I really appreciate your outstanding work! The work you have done on the fusion of image and time-series modalities is exactly the direction I have been researching recently. Therefore, I tested your model on my own dataset and compared it with some models I have used before, but I found that CrossViVit did not perform as well as expected. I would appreciate some advice on how to improve the forecasting performance of the model.
Similar to the dataset used in your work, my dataset consists of 15-minute satellite images with only one channel (image size = 96*96) and corresponding photovoltaic power. However, the difference is that the time span of the data I used is only 2.8 years, and I tested it on the last 5 months. The model takes in the past 4 hours of data (step=16) and predicts the future 4 hours of photovoltaic power (step=16).

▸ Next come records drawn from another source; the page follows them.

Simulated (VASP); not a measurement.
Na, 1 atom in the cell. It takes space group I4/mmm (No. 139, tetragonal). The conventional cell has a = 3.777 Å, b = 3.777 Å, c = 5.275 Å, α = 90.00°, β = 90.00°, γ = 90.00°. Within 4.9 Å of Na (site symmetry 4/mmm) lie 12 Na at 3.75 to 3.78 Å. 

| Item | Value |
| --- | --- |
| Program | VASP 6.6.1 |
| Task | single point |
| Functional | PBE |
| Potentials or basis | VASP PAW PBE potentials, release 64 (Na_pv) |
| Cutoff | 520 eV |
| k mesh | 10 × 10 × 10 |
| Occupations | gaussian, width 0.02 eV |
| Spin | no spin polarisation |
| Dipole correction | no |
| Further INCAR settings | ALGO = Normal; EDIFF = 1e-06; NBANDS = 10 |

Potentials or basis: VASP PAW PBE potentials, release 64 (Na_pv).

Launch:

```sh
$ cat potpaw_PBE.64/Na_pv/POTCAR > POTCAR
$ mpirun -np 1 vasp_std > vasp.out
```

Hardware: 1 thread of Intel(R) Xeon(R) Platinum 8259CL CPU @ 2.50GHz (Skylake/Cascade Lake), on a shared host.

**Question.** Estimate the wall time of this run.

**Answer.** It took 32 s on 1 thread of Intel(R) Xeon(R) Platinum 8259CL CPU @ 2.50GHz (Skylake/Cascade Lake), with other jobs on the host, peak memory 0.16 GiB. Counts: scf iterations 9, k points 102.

I trained the model using the default parameters of CrossViVit as in your experiments, with the following differences:
- Optical flow was not used.
- Loss criterion = nn.MSE (the paper used L1 loss?).
- AdamW optimizor with a learning rate of 0.001.
- The batch_size was 16.
During the experiments, the train loss and valid loss kept fluctuating and did not decrease. I am not sure what the issue might be. Below are the train loss and valid loss from the wandb logs. I compared them with Perceiver-RNN, which is a model used in the OCF project: https://github.com/openclimatefix/predict_pv_yield (experiment/003*.py)
train_loss: https://api.wandb.ai/links/740402059/uji2orxi
train_step_loss: https://api.wandb.ai/links/740402059/lwz71qqh
valid_loss: https://api.wandb.ai/links/740402059/k7a2abvx
I believe that the cross-attention used in CrossViVit would perform better compared to the concatenation used in Perceiver-RNN, but I am not sure what might be causing the loss to not decrease.